This weekend the world wide web turned the big 20! It began as a simple page of links that allowed a group of scientists to share data in the confines of their laboratories. But in the 20 years since, it has become an inextricable part of the lives of billions of people.
The World Wide Web (WWW) was born on August 6, 1991, when the first web page was launched on the internet by Sir Tim Berners-Lee.

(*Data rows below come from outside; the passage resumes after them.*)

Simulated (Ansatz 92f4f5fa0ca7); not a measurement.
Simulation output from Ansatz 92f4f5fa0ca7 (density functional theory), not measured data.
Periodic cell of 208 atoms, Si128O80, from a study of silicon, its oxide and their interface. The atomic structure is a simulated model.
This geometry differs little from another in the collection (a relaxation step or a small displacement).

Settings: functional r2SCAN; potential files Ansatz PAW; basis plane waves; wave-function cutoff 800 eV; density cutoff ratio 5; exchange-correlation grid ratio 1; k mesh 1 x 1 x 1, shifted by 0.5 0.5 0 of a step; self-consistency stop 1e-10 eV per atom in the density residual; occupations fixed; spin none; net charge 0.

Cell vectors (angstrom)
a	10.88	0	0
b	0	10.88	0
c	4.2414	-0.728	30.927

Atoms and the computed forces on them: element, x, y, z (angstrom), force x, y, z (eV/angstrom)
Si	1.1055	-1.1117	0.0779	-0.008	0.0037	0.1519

The London-born physicist and computer scientist was working at the European Organization for Nuclear Research (CERN) in Geneva when he sought to find a better way for his colleagues to link up. He first proposed the WWW in 1989 and posted a prophetic summary of the project on the alt.hypertext newsgroup, saying: ‘The WWW project aims to allow all links to be made to any information anywhere.’ The first website – https://info.cern.ch/hypertext/WWW/TheProject.html – was hosted at the rather cryptic URL nxoc01.cern.ch. The NeXT Computer used by Tim Berners-Lee at CERN became the first web server
When it went live, Sir Berners-Lee, 56, said: ‘We are very interested in spreading the web to other areas and having gateway servers for other data. Collaborators welcome.’ And collaborate they did. By 1992, there were 50 web servers around the world and, as of Friday, there were 19.68billion pages – more than three times the world’s population.
In between, it has been the platform for the boom and bust of dot-com businesses in the late 1990s and early 2000s, the inexorable rise of social networking, Google and YouTube, and the more sinister art of cyber crime. The rise of Google has made it even easier to find and access information over the web
The WWW should not be confused with the internet. They are related, but not the same. The term internet, coined in 1974, refers to the vast networking infrastructure that connects millions of computers, while the WWW is the method of accessing information over the internet through web pages.
Berners-Lee isn’t credited with connecting up all the computers – he developed three technologies that made it possible for users to better find and share information among these connected systems.
The first development were uniform resource locators (URLs), which are like mailing addresses for information.
The second is HyperText Markup Language (HTML), which is the code a web browser needs to show the text, graphics and hyperlinking systems.
His third invention was the Hypertext Transfer Protocol (HTTP) that enables requests and file transmissions to occur between Web browsers and web servers.